Rebel Tory MPs have made clear their intention to launch another attempt to get rid of Boris Johnson as party leader and Prime Minister.
Conservative MP Steve Baker has outlined how he will move against the Prime Minister if he is found to have knowingly misled parliament over partygate.
Baker, from the Brexit wing of the party, was one of the organisers who deposed Theresa May to make way for Johnson.
READ MORE: Boris Johnson insists leadership question is settled
A cross-party committee of MPs is investigating whether Johnson “knowingly misled” MPs when he claimed that there were no Downing Street parties.
Writing in the Times newspaper Baker, who has already called for Johnson to go, said resignation would be automatic if the PM mislead the Commons.
He wrote: “If he were not to resign in those circumstances, it may prove necessary to take action to remove him.”
Baker announced he will stand in the elections for the 1922 Committee which sets the rules on a confidence votes in Tory party leaders.
Johnson won a confidence vote earlier this month, although 148 Tory MPs voted for his removal.
Under current rules, another vote cannot be held for a year.
Baker, the first backbencher to announce his candidacy to the 1922, said the committee must be “quick and resolute” in changing the rules if the PM is found to have breached the ministerial code.

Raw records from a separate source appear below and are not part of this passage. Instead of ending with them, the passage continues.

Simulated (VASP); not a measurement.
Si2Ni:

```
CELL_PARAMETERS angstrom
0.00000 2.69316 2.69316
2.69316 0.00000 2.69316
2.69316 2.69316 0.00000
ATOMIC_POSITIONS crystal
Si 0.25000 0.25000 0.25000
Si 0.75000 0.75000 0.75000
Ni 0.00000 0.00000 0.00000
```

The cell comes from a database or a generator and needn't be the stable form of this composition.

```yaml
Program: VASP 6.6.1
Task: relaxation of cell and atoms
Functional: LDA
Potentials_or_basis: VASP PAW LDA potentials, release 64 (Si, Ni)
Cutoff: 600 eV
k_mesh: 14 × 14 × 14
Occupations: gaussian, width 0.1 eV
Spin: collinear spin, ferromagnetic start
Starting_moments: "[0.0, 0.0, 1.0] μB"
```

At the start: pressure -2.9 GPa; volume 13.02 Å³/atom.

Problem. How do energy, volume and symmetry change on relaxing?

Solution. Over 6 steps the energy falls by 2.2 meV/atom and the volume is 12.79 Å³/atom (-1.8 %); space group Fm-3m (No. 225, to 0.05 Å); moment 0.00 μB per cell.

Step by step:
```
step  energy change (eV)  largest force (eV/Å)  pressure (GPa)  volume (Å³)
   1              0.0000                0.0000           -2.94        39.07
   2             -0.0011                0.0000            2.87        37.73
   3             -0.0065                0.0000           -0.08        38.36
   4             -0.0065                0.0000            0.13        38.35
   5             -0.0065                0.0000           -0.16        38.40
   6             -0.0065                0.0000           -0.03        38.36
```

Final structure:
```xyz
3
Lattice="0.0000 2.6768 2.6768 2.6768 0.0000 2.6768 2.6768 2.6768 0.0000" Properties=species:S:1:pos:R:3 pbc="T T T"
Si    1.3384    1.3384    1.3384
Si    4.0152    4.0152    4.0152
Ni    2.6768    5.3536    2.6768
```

Baker added: “It is one thing to make an inadvertent error, but intolerable to deliberately mislead.”
Johnson, who is travelling from a G7 meeting Germany to a Nato summit in Madrid, has brushed off talk of removing him.
He told reporters accompanying him on the trip that the leadership issue was settled with a “renewed mandate” from Tory MPs and goaded rebels with a boast that he planned to go on for three terms as Prime Minister.